Too many electrons in the wires can cause overheating of the wire, if they are moving, or they can cause a large spark.

Reply to

There's electromigration, which causes metal atoms to be displaced when the current density is high like 10^7 amps/cm^2. Electromigration is manifest as wire failure after a certain number of months or years of cumulative usage.

For ac current, this effect is not so bad since the current moves one way and then the opposite way, "fixing" the previous damage.

However, digital electronics uses DC, so it's important to use small current pulses in the tiny chips.

Reply to

Aluminum house wiring looked like a good idea - cheaper than copper, low mass for the conductivity, limp for pulling through conduit. Even

5 amp currents at 110 VAC will cause aluminum wire to wriggle out of screw connections at sockets over a decade or two.

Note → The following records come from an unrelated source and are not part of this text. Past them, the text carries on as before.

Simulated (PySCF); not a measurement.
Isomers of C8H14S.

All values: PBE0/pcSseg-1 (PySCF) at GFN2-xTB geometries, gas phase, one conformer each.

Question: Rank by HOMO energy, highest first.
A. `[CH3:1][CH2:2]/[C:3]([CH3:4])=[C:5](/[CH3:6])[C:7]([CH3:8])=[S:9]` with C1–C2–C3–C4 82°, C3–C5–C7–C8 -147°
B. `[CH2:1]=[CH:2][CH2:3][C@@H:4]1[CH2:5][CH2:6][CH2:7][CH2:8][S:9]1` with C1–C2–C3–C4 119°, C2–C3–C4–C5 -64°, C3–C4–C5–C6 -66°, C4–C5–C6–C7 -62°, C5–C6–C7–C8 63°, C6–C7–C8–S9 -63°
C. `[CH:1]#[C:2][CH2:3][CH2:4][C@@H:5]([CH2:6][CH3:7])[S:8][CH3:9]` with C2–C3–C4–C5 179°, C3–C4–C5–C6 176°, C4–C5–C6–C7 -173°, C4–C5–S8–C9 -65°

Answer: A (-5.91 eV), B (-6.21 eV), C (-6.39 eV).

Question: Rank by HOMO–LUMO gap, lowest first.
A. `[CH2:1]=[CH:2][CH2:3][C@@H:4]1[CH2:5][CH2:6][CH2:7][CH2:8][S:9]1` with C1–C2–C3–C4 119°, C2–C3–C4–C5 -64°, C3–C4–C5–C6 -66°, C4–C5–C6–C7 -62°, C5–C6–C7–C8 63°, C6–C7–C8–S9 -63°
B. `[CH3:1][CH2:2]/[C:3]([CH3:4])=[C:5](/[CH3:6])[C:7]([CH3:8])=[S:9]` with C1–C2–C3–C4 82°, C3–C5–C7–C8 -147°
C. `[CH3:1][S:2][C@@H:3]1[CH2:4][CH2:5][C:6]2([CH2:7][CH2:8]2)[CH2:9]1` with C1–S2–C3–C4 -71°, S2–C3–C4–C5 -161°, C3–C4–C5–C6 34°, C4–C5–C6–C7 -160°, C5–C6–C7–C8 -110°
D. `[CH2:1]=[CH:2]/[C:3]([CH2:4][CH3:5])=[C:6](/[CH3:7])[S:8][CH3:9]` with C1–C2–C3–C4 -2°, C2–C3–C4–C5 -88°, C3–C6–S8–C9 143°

Aluminum microwiring in CPUs was replaced by copper. CPUs are now sucking 70 (AMD) to nearly 100 (Intel) amps/core. Low mass atoms, especially in Intel frypans, electromigrate.

Reply to
Uncle Al

Ever hear of the electric power generating operations being stopped because the generators have been operating too many hours and the wires are deteriorating?

Reply to
Everett M. Greene

A light bulb with over 800,000 hours *continuous* service (over 101 years!)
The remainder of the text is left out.